Puerto Rico Budget Won’t Include Borrowing, Official SaysMichelle Kaske
For the first time in two decades, Puerto Rico plans to balance its budget without selling debt, said Governor Alejandro Garcia Padilla’s chief of staff.
Garcia Padilla’s proposed financial plan for the fiscal year beginning July 1 relies mostly on spending cuts, Ingrid Vila Biaggi said yesterday in a telephone interview from San Juan. The administration will also raise additional funds through “revenue enhancements,” she said.
The 42-year-old governor will release the plan as soon as today. He’s set to give his State of the Commonwealth speech at 5:30 p.m. local time, where he will also announce a four-year roadmap that will “transform” Puerto Rico’s economy and social demographics by 2018, Vila Biaggi said.
“It is a budget that will serve as a foundation to building Puerto Rico’s recovery,” Vila Biaggi said.
The governor will also release a capital-improvement plan, she said. Vila Biaggi declined to give specific details on the budget or capital plan.
The four-year agenda will provide opportunities and identify actions to reposition Puerto Rico’s economy, Vila Biaggi said. The Puerto Rican economy has declined in five of the past seven fiscal years. The commonwealth and its agencies owe $73 billion, according to bond documents.

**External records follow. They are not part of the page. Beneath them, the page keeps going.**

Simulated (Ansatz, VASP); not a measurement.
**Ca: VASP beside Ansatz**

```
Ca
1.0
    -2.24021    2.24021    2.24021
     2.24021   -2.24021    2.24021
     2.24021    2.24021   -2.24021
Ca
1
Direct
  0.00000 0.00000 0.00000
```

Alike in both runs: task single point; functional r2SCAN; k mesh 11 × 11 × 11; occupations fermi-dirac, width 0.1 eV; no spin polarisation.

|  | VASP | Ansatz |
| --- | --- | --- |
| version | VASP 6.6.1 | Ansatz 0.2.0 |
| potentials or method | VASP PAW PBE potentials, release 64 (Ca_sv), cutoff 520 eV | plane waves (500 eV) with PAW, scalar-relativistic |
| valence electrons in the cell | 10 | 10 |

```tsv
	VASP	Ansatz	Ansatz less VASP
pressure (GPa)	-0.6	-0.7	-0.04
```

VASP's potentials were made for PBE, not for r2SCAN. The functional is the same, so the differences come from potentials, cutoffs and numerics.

The long-term strategy won’t include restructuring the island’s debt load, she said.
“We are not, at this point, contemplating any type of restructuring in the public corporations or in the central government,” Vila Biaggi said.
The three largest rating firms dropped Puerto Rico credit below investment grade in February because of limited liquidity, after citing the use of deficit financing in earlier downgrades.
Puerto Rico sold $3.5 billion of tax-exempt general-obligation debt March 11 at 93 cents on the dollar to balance budgets and repay debt, the biggest junk-rated muni borrowing ever. The bond traded yesterday at an average price of 89.78 cents after trading as low as 86 cents on April 11 and as high as 99 cents on March 12, data compiled by Bloomberg show.